Monday 25 June 2012

Seeking to Control Through Ownership

Is the right to ownership part of a human mindset that stems from the need to control? I think there’s a strong connection.

What lies beneath this need to control?

It seems that through the idea of control, everything will be where it’s supposed to be, fixed in its place and through that medium everything will be well.

More ownership = more control = more stability.

Think back to colonization; the Roman Empire, or the British Empire. When the British colonized South Africa they told its people to pay a tax to live on “their” land. But the local people didn’t have money to pay these taxes, they had only cows. So they instructed them to work in the mines to earn the money to pay the taxes.

Ownership of gold, property and taxes ensued for the British Empire. This was seen as the primary way to get the local people into the money system to drive economic growth.

Today, although slavery has been abolished, we still have financial institutions, governments, mining companies and other systems trying to control their respective environments through ownership.
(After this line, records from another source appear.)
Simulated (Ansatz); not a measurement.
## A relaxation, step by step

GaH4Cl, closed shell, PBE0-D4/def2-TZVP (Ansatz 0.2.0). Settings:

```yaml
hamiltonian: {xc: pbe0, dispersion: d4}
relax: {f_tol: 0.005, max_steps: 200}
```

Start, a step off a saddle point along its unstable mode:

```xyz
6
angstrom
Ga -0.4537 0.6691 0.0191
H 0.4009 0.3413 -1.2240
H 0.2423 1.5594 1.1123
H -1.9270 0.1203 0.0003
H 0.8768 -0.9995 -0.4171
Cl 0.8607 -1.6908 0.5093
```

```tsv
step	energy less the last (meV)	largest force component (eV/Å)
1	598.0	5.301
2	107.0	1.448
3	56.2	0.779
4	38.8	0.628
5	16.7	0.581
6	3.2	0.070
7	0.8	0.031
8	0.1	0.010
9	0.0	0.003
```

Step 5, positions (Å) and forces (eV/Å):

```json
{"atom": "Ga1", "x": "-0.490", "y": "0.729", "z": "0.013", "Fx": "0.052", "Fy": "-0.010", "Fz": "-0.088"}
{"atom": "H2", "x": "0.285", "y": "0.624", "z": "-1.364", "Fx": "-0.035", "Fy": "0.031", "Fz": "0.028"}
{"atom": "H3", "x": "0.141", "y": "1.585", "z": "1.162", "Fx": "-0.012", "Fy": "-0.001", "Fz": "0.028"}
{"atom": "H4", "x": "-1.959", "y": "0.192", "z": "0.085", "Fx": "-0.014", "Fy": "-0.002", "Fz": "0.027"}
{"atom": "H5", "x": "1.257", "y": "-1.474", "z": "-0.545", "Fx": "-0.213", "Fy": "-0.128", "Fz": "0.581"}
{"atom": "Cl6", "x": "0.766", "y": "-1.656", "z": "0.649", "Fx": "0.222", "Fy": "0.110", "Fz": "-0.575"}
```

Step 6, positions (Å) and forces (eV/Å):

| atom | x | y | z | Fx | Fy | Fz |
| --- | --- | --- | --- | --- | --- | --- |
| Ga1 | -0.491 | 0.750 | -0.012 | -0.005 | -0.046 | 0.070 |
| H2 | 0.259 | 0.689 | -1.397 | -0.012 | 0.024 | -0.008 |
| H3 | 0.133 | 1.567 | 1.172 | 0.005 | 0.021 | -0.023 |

They set out to grow exponentially by monetizing what yet hasn’t been monetized through the inherent belief or need to own.

This equates into the separate self sense and the right to take or destroy for ownership or gain.

Going back to the question: what lies beneath this idea of control? I believe at the core of it lies scarcity. The beliefs and assumptions of the systems - political, cultural, financial, personal systems that have been embedded in societies from pre-industrial times that everything is limited therefore one must own that limit in order to be safe.

Perhaps the change we now require needs to begin with self. Change yourself, and your friends, community, country and world will follow. Do unto others as you would have them do unto you.